Singh v Friedman [No 3]

Case

[2016] WASC 308

23 SEPTEMBER 2016

No judgment structure available for this case.

SINGH -v- FRIEDMAN [No 3] [2016] WASC 308



SUPREME COURT OF WESTERN AUSTRALIACitation No:[2016] WASC 308
Case No:CIV:2183/2011ON THE PAPERS
Coram:ALLANSON J23/09/16
9Judgment Part:1 of 1
Result: Application granted in part
Orders for further and better discovery made
B
PDF Version
Parties:SUKHWANT SINGH
NEVILLE FRIEDMAN
JEFFREY SOMAH LURIE

Catchwords:

Practice and procedure
Discovery by categories
Further and better discovery
Turns on own facts

Legislation:

Nil

Case References:

Singh v Friedman [2013] WASC 78
Singh v Friedman [No 2] [2016] WASC 39
Stanley v Layne Christensen Company [2004] WASCA 50


JURISDICTION : SUPREME COURT OF WESTERN AUSTRALIA
    IN CHAMBERS
CITATION : SINGH -v- FRIEDMAN [No 3] [2016] WASC 308 CORAM : ALLANSON J HEARD : ON THE PAPERS DELIVERED : 23 SEPTEMBER 2016 FILE NO/S : CIV 2183 of 2011
    Consolidated by Orders dated 24 May 2012
BETWEEN : SUKHWANT SINGH
    Plaintiff

    AND

    NEVILLE FRIEDMAN
    First Defendant

    JEFFREY SOMAH LURIE
    Second Defendant
FILE NO/S : CIV 1476 of 2012 BETWEEN : SUKHWANT SINGH
    Plaintiff

    AND

    NEVILLE FRIEDMAN
    First Defendant

    JEFFREY SOMAH LURIE
    Second Defendant

Catchwords:

Practice and procedure - Discovery by categories - Further and better discovery - Turns on own facts

Legislation:

Nil

Result:

Application granted in part


Orders for further and better discovery made

Category: B


Representation:

CIV 2183 of 2011

Consolidated by Orders dated 24 May 2012

Counsel:


    Plaintiff : No appearance
    First Defendant : No appearance
    Second Defendant : No appearance

Solicitors:

    Plaintiff : Bennett + Co
    First Defendant : Douglas Cheveralls Lawyers
    Second Defendant : Douglas Cheveralls Lawyers

CIV 1476 of 2012

Counsel:


    Plaintiff : No appearance
    First Defendant : No appearance
    Second Defendant : No appearance

Solicitors:

    Plaintiff : Bennett + Co
    First Defendant : Hotchkin Hanly Lawyers
    Second Defendant : Hotchkin Hanly Lawyers


Case(s) referred to in judgment(s):

Singh v Friedman [2013] WASC 78
Singh v Friedman [No 2] [2016] WASC 39
Stanley v Layne Christensen Company [2004] WASCA 50



1 ALLANSON J: In a postscript to a judgment delivered on 24 April 2012, McKechnie J said of this action:

    Mr Singh, Mr Friedman and Mr Lurie should know better than most, the cost and perils of litigation. Stripped of its legal intricacies and possibilities for relief, the substantive action is simply about a sum of money. The parties would be wise to negotiate a solution which will leave all of them free to resume concentration on their practice and their clients.

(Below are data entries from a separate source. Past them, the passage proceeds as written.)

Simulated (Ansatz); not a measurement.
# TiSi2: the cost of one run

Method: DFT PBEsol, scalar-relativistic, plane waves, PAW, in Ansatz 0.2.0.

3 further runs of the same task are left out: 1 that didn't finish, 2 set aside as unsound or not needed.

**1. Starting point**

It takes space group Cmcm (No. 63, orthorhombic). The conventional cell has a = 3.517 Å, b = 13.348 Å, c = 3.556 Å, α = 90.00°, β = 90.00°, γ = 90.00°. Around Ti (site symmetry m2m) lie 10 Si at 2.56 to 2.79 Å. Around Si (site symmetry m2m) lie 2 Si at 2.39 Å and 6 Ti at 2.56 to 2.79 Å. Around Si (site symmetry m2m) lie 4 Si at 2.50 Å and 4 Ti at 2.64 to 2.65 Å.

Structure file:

2 The action will not go to trial until 2017, six years after it was commenced. In this application, the parties are still disputing discovery.

3 Discovery in the action was by categories. Mr Singh proposed that the defendants give discovery of 57 specified categories of documents. About half of those categories were disputed. Following a hearing in 2013, I ordered discovery of some only of the disputed categories, stood five over for further argument if the parties wished to pursue them, and otherwise dismissed the plaintiffs' application.

4 The current application is for discovery of two classes of documents:


    1. partnership financial documents; and

    2. financial documents and property investment documents for entities referred to as the 'new entities'.


5 The 'new entities' are part of the plaintiff's plea that the defendants, his former partners, breached a contractual term of the partnership by attending to personal investments and business during ordinary business hours, and using the services of a partnership employee for those purposes. The plaintiff originally pleaded 25 entities, listed in par 27 of the statement of claim, by which the defendants conducted their business and investments. In an amendment to the statement of claim in May 2016 the plaintiff added 13 further entities to that list.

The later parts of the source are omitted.